Initial Document Import

Foreword and import statistics

Importing millions of documents from legacy systems into Livingdocs takes time. We observed these numbers:

  • 50k articles per hour
  • 100k - 300k images per hour

During these observations, memory usage was around ~4GB or RAM und 25Mbps of inbout and outbound bandwidth was used.

If no images are imported, a lot more documents could be imported.

Custom document IDs

During a migration of an existing system, it is best practice to migrate all entries of the old system into Livingdocs. To ease the migration, we want to support user-defined identifiers, so a custom import script can reuse existing identifiers.

To prevent issues with the id generation of Postgres, we will make the maximum allowed id configurable.

Example

SQL to execute to prevent conflicts when new documents are generated:

You should replace 100000 with the maximum id of the legacy system you’d like to import documents from.

ALTER SEQUENCE documents_id_seq  RESTART WITH 100000;

Livingdocs Server Configuration needed to support custom ids:

// server configuration
documents: {
  allowCustomIdsBelow: 100000,
}

Example curl request to import a document with a custom document id:

curl -k -X POST "https://server.livingdocs.io/api/v1/import/documents" \
  -H "Authorization: Bearer ey1234" \
  -H "Content-Type: application/json; charset=utf-8" \
  --data-binary @- << EOF
 {
  // Attention! It's important that the systemName is always the same
  // for all documents, otherwise the mapping does not work properly
  "systemName": "import",
  "documents": [{
    "documentId": 1,
    "id": "123abc",
    "title": "test import",
    "contentType": "article",
    "checksum": "xyz456",
    "livingdoc": {
      "content": [],
      "design": {
        "name": "living-times",
        "version": "1.0.1"
      }
    },
    "metadata": {
      "description": "foo"
    }
  }]
}
EOF

Custom publication dates

When importing articles from legacy systems, you should be setting the publicationDate. The publicationDate can be found in the Public API or Import API reference documentation.
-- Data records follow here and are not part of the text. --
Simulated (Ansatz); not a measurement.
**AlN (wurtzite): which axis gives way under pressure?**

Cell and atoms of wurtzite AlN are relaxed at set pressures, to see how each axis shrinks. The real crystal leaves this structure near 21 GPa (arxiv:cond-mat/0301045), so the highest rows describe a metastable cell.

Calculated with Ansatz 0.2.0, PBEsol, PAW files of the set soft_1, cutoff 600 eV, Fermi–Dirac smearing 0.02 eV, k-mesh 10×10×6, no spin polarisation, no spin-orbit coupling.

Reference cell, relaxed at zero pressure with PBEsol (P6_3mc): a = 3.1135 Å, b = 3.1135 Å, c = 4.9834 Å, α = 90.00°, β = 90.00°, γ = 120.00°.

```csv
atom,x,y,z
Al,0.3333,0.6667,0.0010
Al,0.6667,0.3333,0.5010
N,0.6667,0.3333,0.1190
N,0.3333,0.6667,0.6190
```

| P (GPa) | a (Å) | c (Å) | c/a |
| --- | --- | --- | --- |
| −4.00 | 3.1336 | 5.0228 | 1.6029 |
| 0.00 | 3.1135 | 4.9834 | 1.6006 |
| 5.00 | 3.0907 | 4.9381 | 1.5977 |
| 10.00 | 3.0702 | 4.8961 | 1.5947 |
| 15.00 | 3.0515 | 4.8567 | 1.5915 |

The publicationDate controls when an article has been published, updated and is important for the search to function properly.

If an article has multiple publication dates and you want to keep a history of for example created and updated, we advise importing the same article twice.

First import the article with the publicationDate containing the value of the first time an article was published. Then re-import the article and you basically would ‘update’ that article with a new publicationDate

We save the firstPublicationDate of an article, so you could access both dates later on in your delivery and show when an article has been published initially and when it was updated.